The dollar index sat at 92.812, off a three-month peak of 93.194 and the euro was steady just above recent lows at $1.1791.

Coming back on grains market, Corn Belt weather is still in the market’s focus.

The latest weather runs have added a little to moisture forecasts into the month end for the south western Corn Belt across southern Iowa/Missouri/eastern Kansas though temperature forecasts are still very hot.

In Chicago, the prices of the SRW wheat contract thus closed on a new high yesterday for more than 2 months.

Faced with the continuous increase observed and the levels reached, a movement of relaxation has however been observed since this morning.

The situation is quite similar in corn, with conditions still hot and dry.

However, despite the sharp rebound in recent sessions, prices do not manage to break resistance zones for the moment.

In oilseeds, the upward movement marks the first signs of a consolidation movement after the recent upward momentum.

Canola prices in Winnipeg or soybeans in Chicago were down yesterday.

The conditions for crop development remain unchanged.

The weather forecast models are therefore followed with great interest, knowing that of course the level of rainfall is expected to be limited.

Additionally, operators will be attentive today to the publication of US weekly export sales figures.

In this context corn basis bids showed plenty of variability across the central U.S. on Wednesday, moving as much as 15 cents higher at an Ohio elevator while tumbling as much as 25 cents lower at an Illinois processor.

Soybean basis bids were steady to weak – particularly among Midwestern processors, where bids dropped 5 to 10 cents at four locations.

Bids at most other facilities remained unchanged.

From South America, Brazilian marketing firm Pátria Agronegócios expects to see 2021/22 planted soybean acres increase another 6.7% to reach 100.943 million acres, with a production potential of 5.317 billion bushels – easily a new record, if realized.

Argentine farmers sold large volumes of corn in the week to July 14 as harvest works gathered steam and reached 62.4% of the estimated crop.

Soybean weekly forward sales edged lower on the week but were significantly higher on the year while wheat sales declined for both crops.

Accumulated sales in the marketing year represented a larger share of the estimated crops for all three commodities compared to year-ago levels and farmers applied for fresh export licenses amounting to 14 cargoes of corn and one of beans.

In particular, weekly old corn crop forward sales in the week to July 14 amounted to 1.3 million mt, over 40% higher on the week and on the year, while new crop sales also lifted steeply to 240,100 mt.

Forward sales gathered steam in tandem with harvest works that picked up and lifted 6.4 percentage points over the week, to now stand at 62.4% complete, according to the Buenos Aires Grains Exchange (BAGE).

This brought total 2020/21 sales up to 33.6 million mt, 9% higher on the year, while forward sales now represent 70% of the estimated crop, up by 10 percentage points from the level registered a year ago.
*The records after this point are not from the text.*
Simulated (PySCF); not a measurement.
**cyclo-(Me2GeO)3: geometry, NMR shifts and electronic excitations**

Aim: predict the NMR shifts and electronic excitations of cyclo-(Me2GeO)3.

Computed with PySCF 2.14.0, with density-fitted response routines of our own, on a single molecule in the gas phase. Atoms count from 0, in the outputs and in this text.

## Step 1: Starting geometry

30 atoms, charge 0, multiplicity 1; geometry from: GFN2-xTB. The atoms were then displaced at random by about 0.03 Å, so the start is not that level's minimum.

There were also 816,000 mt of fresh old crop export license applications, bringing the marketing year total up to 31.2 million mt, 15% higher on the year.

Farmers sold 85,100 mt of new crop soybeans in the week to July 14, 80% and 95% higher on the week and on the year, respectively.

Meanwhile, old crop forward sales edged 20% lower on the week to 660,400 mt but were significantly above volumes sold at the same point last year.

Total old crop sales reached 25.1 million mt, still 8% lower on the year but represent a marginally higher share of the estimated crop at 57.7%.

Farmers applied for export licenses of equivalent to one bean cargo over the week, lifting total 2020/21 export license applications to 3.6 million mt, still way below the 5.9 million mt registered a year ago.

Fresh weekly wheat sales edged lower for both crops in the week to July 14 with new crop down by 48% on the week to 48,700 mt and old crop 34% lower to 106,200 mt.

Total new crop forward sales lifted to 4.1 million mt, 22% higher on the year, representing 21.8% of the estimated crop, 1.9 points higher on the year.

On European market, harvest sites are progressing, helped by more favorable weather conditions.

Yields are currently showing heterogeneity depending on the areas and growing conditions observed in the spring.

The progress of harvests thus brings about a return in the availability of straw cereals.

Consequentially, on the Euronext market, wheat prices eased yesterday after the test of the resistance zone of € 220 / t the day before on the September 2021 deadline.

In corn, the situation between the old and the new harvest is always very different.

In the old harvest, prices remain firm in the face of reduced availability which also leads to shun corn when substitutions with other cereals are possible.

Conversely in the new harvest, prices stabilize and show a more usual gap with wheat.

Rapeseed harvests also made strong progress with some good returns even if the balance of the European rapeseed is nevertheless fragile.

Meantime, there was an easing in rapeseed prices on wake of canola prices.

Indeed, on Euronext, the August 2021 deadline, recorded a decline to close above € 523 / t, after a significant amplitude of daily variation.

Black Sea grain markets reportedly saw some very spot short covering with the earlier harvest delays squeezing a few loads.

It should be resolved fairly promptly though with the quick push in recent days of harvest and large tons arriving.

There’s the prospect of a few localised delays because weather maps of the Black Sea region have some variable showers forecast across parts of the south and Ukraine.

In this context, Russian producers have already harvested 23.5 Mt of wheat from 6.8 Mha, ie a quarter of the area allocated to wheat.

Average performance continues to disappoint.

Indeed, it is displayed at 3.45 t / ha, the lowest of the last 5 years for equivalent areas harvested.

In particular yields in the central district of the country, namely in the area marked by severe frost damage, continue to disappoint.

From the Middle Kingdom, according to the country’s grain stockpiler Sinograin, China will auction 23,488 tonnes of corn imported from Ukraine at an auction on July 23.

The imported grain, stored at warehouses in Shandong and Guangdong provinces, was produced in 2020, according to a notice published on Sinograin’s website.

China started selling imported corn from state reserves in June, to replenish tightening supplies and cool prices.

Sales during the auctions have fallen, however, amid weak appetite for this corn ahead of a bumper domestic harvest.

From Australia, local markets firmed a fraction yesterday, with wheat up some $3-4/t.

Track/delivered spreads remain fairly wide for new crop with the tight freight market and ideas of another large crop coming.

Weather maps are starting to predict arrival of another storm system in WA and the southeast into the start of August.

It is still early days for models that far out but gaining confidence in recent runs.

Internationally, Thailand likely made no purchases in its latest international tender to buy 5.1 million bushels of animal feed wheat, which closed yesterday.

Prices were regarded as being too high.

The grain was sought for shipment between October and December.

We wish you a good day.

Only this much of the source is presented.